The present recording is accompanied by a helpful introduction but has no text, let alone a translation. Indeed, surfing around the Internet in the hope of finding a libretto and translation, I found instead a correspondence lamenting that not even the publishers (Boosey & Hawkes) can provide an English translation and the only one ever made was for a vocal score in English only (for the 1910 production?), long out of print. The brief synopsis here tells a story with two characters, a minor intervention from a third plus a few from the townsfolk (the chorus). As you can see, the opera actually has a rather large cast and it would be nice to know what they are all doing.

Forced to judge the work as a 90-minute symphonic poem with voices, I can only say it comes out of it pretty well. Richard Strauss seems to have forgotten his spleen when he actually got down to creating music, and here we have a continuous stream of alternately lively, fantastic, sumptuous and passionate music, with the love scenes the obvious highlights.

Other recordings, both from Munich, are a live 1958 version with Maud Cunitz and Marcel Cordes under Kempe on Orfeo and a studio version from about 1985 with Varady and Weikl under Heinz Fricke on Arts Music. Both seem to provide a libretto, though no translation. You might say the one has the conductor, the other has the singers.

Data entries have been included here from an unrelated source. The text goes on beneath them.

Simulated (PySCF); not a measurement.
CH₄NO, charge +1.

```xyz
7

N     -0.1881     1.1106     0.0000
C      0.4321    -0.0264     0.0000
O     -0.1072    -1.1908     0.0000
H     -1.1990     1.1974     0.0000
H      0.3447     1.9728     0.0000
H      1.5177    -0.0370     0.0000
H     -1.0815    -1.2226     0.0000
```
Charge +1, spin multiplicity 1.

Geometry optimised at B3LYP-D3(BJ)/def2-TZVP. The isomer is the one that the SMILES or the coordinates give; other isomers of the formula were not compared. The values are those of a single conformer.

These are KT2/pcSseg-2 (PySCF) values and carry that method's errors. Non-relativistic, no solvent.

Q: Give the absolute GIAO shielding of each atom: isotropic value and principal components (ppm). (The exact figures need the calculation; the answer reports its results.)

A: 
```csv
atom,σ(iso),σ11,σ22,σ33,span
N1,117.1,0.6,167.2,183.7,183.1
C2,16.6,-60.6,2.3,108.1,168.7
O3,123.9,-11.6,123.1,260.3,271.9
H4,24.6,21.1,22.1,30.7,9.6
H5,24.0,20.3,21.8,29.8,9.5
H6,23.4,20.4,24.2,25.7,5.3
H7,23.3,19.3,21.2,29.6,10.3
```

This one has both. Though live, it appears to have been two concert performances excellently recorded by Berlin Radio, albeit with the voices a mite too far forward as they often were in those days. Gundula Janowitz soars with all the Straussian voluptuousness at her command, Shirley-Quirk is thoroughly in control of the high tessitura and Leinsdorf shows not only the firm architectural grasp we might take for granted, but also a spontaneity, wit and tenderness which he is popularly supposed to have lacked. Some of the smaller parts struggle a bit with the tessitura, but without a libretto it’s a bit difficult to say who is the culprit. If the lack of a libretto does not worry you, you can safely go for this set.

The other two versions spread the work over two CDs (interestingly, Kempe’s timing is identical to Leinsdorf’s, Fricke takes three minutes more); the present issue, evidently aimed at fans of Janowitz, has a selection from Spontini’s La Vestale, again a concert performance for a major European radio station. Though the recording companies thought Janowitz could sing only Mozart, Strauss and Lieder, she did have such things as Aida in her repertoire and is fully in command of an opera which sits somewhere between Mozart’s La Clemenza di Tito, late Gluck and Bellini. Her radiant tone and fine line are always in evidence, and are basically the tools with which she makes her characterization – a Tebaldi concept rather than a Callas one, you might say. The other parts are at least adequate, as far as I can tell from a selection which includes them only where they have duets or ensembles with the heroine, and somewhat more than that in the case of Ruza Baldani’s Grande Vestale.

Off-the-air or not, Ponto had a good source for Feuersnot. Here, the congested, monophonic and distorted sound is typical of home-taping on moderate equipment, the sort of thing you might describe as "not bad for what it is" if it dated from about 1955. If the original tapes are still held by the RAI (I think there’s a 90% chance that they are and sound fine), then it really would be worthwhile for someone (Warner Fonit?) to remaster them and issue the performance properly (and complete). Since the two commercial recordings, under Kühn and Muti, are inadequately cast, this adequately cast version (and much more than that in the case of Janowitz) under a conductor well versed in this sort of thing would be the first choice.

For what it’s worth, more or less bootleg versions of La Vestale have appeared at one time or another with Callas (in a version cut to the bone), the young Renata Scotto conducted by the elderly Vittorio Gui (also with plenty of cuts), Caballé, Kabaivanska and the present performance in its complete form.

Still, if it’s Feuersnot you want, since the alternative versions have nothing extra, even if you regard this "bonus" as non-existent it doesn’t really enter the equation.